Stuck on an issue?

Lightrun Answers was designed to reduce the constant googling that comes with debugging 3rd party libraries. It collects links to all the places you might be looking at while hunting down a tough bug.

And, if you’re still stuck at the end, we’re happy to hop on a call to see how we can help out.

beartype performance is substantially slower than no beartype

See original GitHub issue

Hello,

I was quite interested when I found this stackoverflow answer about beartype… As a POC, I cooked up a performance test using beartype, Enthought traits, traitlets, and plain-ole-python-ducktyping…

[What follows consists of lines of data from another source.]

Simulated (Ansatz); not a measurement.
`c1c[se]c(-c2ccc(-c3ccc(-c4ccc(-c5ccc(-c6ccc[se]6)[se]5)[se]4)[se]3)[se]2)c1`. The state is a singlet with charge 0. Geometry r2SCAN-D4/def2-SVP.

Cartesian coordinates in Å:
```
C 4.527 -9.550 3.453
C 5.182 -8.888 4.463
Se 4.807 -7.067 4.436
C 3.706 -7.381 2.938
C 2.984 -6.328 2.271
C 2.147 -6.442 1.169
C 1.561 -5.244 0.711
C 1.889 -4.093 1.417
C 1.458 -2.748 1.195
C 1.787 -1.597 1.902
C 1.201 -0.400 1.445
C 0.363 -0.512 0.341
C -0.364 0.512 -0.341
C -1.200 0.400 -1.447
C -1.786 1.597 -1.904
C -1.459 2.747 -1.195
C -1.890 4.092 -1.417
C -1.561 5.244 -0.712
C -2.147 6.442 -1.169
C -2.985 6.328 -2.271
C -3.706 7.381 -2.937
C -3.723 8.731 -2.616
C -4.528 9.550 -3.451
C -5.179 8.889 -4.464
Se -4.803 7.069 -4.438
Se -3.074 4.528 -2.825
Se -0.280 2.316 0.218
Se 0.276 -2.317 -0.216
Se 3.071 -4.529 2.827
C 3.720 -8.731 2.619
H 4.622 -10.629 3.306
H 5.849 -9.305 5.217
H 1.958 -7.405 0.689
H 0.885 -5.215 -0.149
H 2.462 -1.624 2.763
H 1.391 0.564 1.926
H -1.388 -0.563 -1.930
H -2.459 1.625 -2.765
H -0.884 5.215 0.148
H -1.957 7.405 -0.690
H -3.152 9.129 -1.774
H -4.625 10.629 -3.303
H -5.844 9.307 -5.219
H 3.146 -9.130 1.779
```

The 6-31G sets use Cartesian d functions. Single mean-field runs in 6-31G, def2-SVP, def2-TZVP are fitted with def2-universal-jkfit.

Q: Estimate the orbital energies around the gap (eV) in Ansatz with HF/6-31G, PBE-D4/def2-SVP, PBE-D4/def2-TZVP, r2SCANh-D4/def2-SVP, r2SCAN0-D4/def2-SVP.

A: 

But… I found that beartype was pretty slow in my test… As an attempt to be as fair as possible, I used assert to enforce types in my duck-typed function (ref - main_duck_assert())…

I also confess that Enthought traits are compiled, so the Enthought traits data below is mostly just an FYI…

Running my comparison 100,000 times…

$ python test_type.py
timeit duck getattr time: 0.0395 seconds
timeit duck assert  time: 0.0417 seconds
timeit traits       time: 0.0633 seconds
timeit traitlets    time: 0.5236 seconds
timeit bear         time: 0.0782 seconds
$

Question Am I doing something wrong with bear-typing (ref my POC code below)? Is there a way to improve the “beartyped” performance?

My rig…

Linux under VMWare (running on a Lenovo T430); kernel version 4.19.0-12-amd64
Python 3.7.0
beartype version 0.8.1
Enthought traits version 6.3.0
traitlets, version 5.1.0

from beartype import beartype

from traits.api import HasTraits as eHasTraits
from traits.api import Unicode as eUnicode
from traits.api import Int as eInt

from traitlets import HasTraits as tHasTraitlets
from traitlets import Unicode as tUnicode
from traitlets import Integer as tInteger

from timeit import timeit

def main_duck_getattr(arg01="__undefined__", arg02=0):
    """Proof of concept code implenting duck-typed args and getattr"""
    getattr(arg01, "capitalize")  # Type-checking with attributes
    getattr(arg02, "to_bytes")    # Type-checking with attributes

    str_len = len(arg01) + arg02
    getattr(str_len, "to_bytes")
    return ("duck_bar", str_len,)

def main_duck_assert(arg01="__undefined__", arg02=0):
    """Proof of concept code implenting duck-typed args and assert"""
    assert isinstance(arg01, str)
    assert isinstance(arg02, int)

    str_len = len(arg01) + arg02
    assert isinstance(str_len, int)
    return ("duck_bar", str_len,)


class MainTraits(eHasTraits):
    """Proof of concept code implenting Enthought traits args"""
    arg01 = eUnicode()
    arg02 = eInt()
    def __init__(self, *args, **kwargs):
        super(MainTraits, self).__init__(*args, **kwargs)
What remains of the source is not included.